Sign in to follow this  
matt77hias

Shadow Mapping

Recommended Posts

matt77hias    436

I currently use three structured buffers for each light type (directional, omni and spot) and a constant buffer for light-related data (ambient, fog, number of each light type). In order to support shadow mapping, I want to add three additional structured buffers, one for each light type but now for shadow mapping. The light structures for shadow mapping are pretty much the same: one camera-view-to-light-projection (directional and spot) or camera-view-to-light-view (omni) transformation matrix is added. Furthermore, I added two Texture2D arrays (directional and spot) and one TextureCubeArray (omni) for the shadow maps. That way, all lighting can be done (excl. the generation of the shadow maps) in a single pass and there is no limit on the number of lights each (except the physical limits of the GPU). Furthermore, tiled and clustered shading are quite trivial to add in the future.

I wonder, however, how many shadow maps are typically used? One omni-light already results in the generation of six shadow maps, each resulting from a separate depth pass, which seems huge, even in the presence of some CPU-side culling (for this reason, I don't want to use the GS)? If you are not be carefull with the fall-of distance, the depth passes of a single omni-light can become a bottleneck?
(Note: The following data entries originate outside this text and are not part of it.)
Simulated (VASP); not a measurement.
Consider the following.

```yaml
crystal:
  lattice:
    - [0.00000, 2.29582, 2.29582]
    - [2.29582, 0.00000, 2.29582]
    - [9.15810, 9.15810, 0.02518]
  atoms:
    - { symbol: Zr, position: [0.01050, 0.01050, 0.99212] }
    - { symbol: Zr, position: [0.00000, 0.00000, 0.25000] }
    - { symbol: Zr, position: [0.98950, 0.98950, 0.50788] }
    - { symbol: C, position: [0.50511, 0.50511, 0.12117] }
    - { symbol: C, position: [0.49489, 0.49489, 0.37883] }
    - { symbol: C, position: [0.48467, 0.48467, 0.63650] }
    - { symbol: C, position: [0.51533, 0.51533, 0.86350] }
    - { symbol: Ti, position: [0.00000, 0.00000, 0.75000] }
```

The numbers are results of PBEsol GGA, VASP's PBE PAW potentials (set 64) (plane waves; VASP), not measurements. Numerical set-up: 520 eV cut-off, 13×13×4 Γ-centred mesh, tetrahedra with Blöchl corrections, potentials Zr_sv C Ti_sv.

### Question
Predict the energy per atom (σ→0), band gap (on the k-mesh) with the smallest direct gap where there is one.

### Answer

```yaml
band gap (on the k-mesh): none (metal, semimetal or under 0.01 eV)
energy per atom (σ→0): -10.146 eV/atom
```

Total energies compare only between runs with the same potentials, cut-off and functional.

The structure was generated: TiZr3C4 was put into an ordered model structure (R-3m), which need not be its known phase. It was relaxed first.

Does one normally support multiple formats (16bit vs. 32bit) and multiple resolutions?

Edited by matt77hias

Share this post


Link to post
Share on other sites
MJP    19786

I'm not sure what typical numbers would be for games, since I would imagine that it can vary quite a bit depending on the type of game (indoor vs. outdoor) and the target hardware. I can tell you that for the last 2 games that I worked on (The Order: 1886 and Lone Echo) we capped the engine at shadow-casting 1 directional light (with up to 4 cascades) + 16 shadow-casting spot lights. The directional light used 16-bit depth maps, while the spot lights used 32-bit depth maps. The spot lights were cached across frames if nothing changed or if they were lower-priority, so we didn't necessarily re-render the full set every frame. We also fade out the shadow maps into pre-baked shadows as the light gets further away, which gives the illusion of having more than 16 shadow-casting lights. Our artists can pick a resolution per-spotlight using a scale factor, which is just used as a viewport scale when rendering to the depth map. It's also baked into the light's shadow matrix so that it's handled when the shadow map is sampled during the lighting phase. The base resolution of the shadow maps were driven by engine configuration variables, which were hard-coded for The Order but for Lone Echo were tied to user-driven graphics settings in the menu.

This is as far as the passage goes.